Organizations like Strikeforce, WEC, Affliction and the UFC have to cringe a bit everytime some small MMA show is waged in states like Alabama and Mississippi. As the big boys push to cross the sanctioning finish line in New York, a disasterous result in one of these unregulated or loosely regulated states, could set back the effort a few years. Ultimate Chaos last weekend in Biloxi, Miss. turned in two embarrassing stories. Former UFC fighter Din Thomas never made it to the cage on Saturday because he weighed in 0.6 pounds over the featherweight limit. Huh? That sounds ridiculous, right? Thomas never got to fight because of miscommunication:
"I looked at the commission, and I said, ‘Am I OK?’ And they said, ‘Oh, yeah. You’ll be fine. Don’t worry.’”
His opponent Javier Vasquez tells a different story:
“Someone from the show came up to me and goes, ‘Hey, he’s a half-of-a-pound over; do you want him to cut?’ I’m like, ‘Yeah, I want him to cut.’ That’s as far as I went.”

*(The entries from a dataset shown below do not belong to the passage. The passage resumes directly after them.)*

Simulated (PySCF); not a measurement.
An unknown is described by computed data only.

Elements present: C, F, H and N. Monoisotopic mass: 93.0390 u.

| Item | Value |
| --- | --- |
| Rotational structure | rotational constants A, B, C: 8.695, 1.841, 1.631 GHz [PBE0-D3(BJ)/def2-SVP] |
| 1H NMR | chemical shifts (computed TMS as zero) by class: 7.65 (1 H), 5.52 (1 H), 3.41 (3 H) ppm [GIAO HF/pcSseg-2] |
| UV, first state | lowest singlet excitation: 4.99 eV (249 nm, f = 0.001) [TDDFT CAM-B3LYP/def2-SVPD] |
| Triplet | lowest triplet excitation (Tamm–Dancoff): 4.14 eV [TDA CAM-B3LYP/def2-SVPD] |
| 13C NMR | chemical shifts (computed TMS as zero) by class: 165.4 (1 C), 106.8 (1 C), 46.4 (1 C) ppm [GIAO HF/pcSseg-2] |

Thomas began to rehydrate and Vasquez says he wasn't checking on him. The result? No fight because one guy was 0.6 pounds over.
That pales in comparison to the sloppy, borderline dangerous stoppage of the Pedro Rizzo-Gilbert Yvel fight. Yvel knocked down Rizzo and was allowed to get in 2-3 extra shots (0:14 mark) that had Rizzo's head smashing repeatedly into the mat.
As much as MMA wants to be legal in all 50 states, the biggest promotions better make sure these states have their ducks in a row. Alabama had similar issues before the Tim Sylvia-Ray Mercer. After months of being on the schedule, a rules conflict arose the week for the fight and nearly cancelled the fight. It was changed from a boxing to MMA match two days before the fight card. That's the picture of disorganization. All these incidents may seem minor at the time but it could lead to something awful setting the sport back years.